It’s one of the last days of warmth — I can feel it — before the cold is here to stay. When I head out for a run the air smells more like early spring than impending winter. If it weren’t for all the leaf blowers I might have believed it.
I’m listening to Casey McQuiston’s Red, White, & Royal Blue — my second time reading, first time with the audiobook — and it has me feeling teary all day. Love stories, the really really fucking good ones at least (and this is one of those), still do that for me. I’m not the same college freshman who would get lost reading posts on “Love Gives Me Hope” that led me to sob in front of my roommate at strangers’ three-sentence love stories, but I am not not that same girl either. If that makes any sense.

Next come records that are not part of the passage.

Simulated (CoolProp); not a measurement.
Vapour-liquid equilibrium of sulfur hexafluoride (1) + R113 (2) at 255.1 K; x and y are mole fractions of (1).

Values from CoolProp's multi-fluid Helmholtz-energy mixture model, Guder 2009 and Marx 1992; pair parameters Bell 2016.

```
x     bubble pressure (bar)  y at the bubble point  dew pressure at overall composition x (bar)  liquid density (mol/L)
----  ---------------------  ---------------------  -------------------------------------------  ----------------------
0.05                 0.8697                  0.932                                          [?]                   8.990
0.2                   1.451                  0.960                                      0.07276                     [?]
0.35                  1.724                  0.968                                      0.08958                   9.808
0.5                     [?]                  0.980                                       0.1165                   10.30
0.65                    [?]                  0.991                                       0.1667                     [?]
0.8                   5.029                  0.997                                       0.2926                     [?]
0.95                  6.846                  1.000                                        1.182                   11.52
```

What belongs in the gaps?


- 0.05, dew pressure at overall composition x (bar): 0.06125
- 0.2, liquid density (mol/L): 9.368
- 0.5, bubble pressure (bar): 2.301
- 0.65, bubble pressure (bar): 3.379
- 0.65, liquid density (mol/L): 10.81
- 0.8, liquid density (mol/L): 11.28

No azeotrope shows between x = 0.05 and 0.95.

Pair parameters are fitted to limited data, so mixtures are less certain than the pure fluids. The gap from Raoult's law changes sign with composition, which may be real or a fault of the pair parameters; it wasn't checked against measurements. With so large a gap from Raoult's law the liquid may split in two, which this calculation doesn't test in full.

There’s a quote I’ve written about on here before that I dredged up again this morning from Maggie Stiefvater’s The Raven Cycle Series: “Blue was perfectly aware that it was possible to have a friendship that wasn’t all-encompassing, that wasn’t blinding, deafening, maddening, quickening. It was just that now that she’d had this kind, she didn’t want the other.”
The words felt like air, alive and true in this present moment fresh after a week with my friends. But then also, completely nostalgic, far away, something you have in lofted beds and in communal bathrooms and in being twenty and not knowing any better and every moment after is just a battle to stay in that magic you took for granted. You win the battles, you find the magic again, but you need to do both on purpose.
When I got home this weekend, after a week and a half away, how wide my windows were surprised me. A whole wall of them looking out and there, with the trees bare for the season, I can see the gray lake better than ever before. When you first turn onto Horseshoe Bay Road from the top of the hill the view opens up and it takes your breath, every time. I felt it this time, too, home. When I stepped out of the car I was reminded of what I’ve known for a long time: there is something about the air here. Clean and good for the heart.
I came here to plant myself. I made this move because it was starting to feel that my entire life was stalled because I was not even at the starting line anymore. Like the race I had run was done and I was just lapping in circles hoping the course would change on its own. I’m at the starting line now. I’m ready to be planted now. It takes time and I at once feel like I have buckets and years of it and also like it’s slipping through my fingers while I hesitate and call it patience.
There are many pearls in Red, White, & Royal Blue — here’s one:
“When Alex was a kid, before anyone knew his name, he dreamed of love like it was a fairy tale, as if it would come sweeping into his life on the back of a dragon one day. When he got older, he learned about love as a strange thing that could fall apart no matter how badly you wanted it, a choice you make anyway. He never imagined it’d turn out he was right both times.”
I think a lot about intention and accountability and, when I can’t help it, I think about them when I have been in love. The romantic, good, soul-encompassing kind that my past selves have worshipped — the kind I wonder if it was real, know it was, and hope in the deepest part of my heart that I will be proven wrong. That there is something more true and beautiful than my love stories already lived.
My brain is flickering, trying not to short-out after being fried last week. An emotional barrage with four years of build-up. I haven’t quite recovered yet so when I hear, “History, huh?” I cry.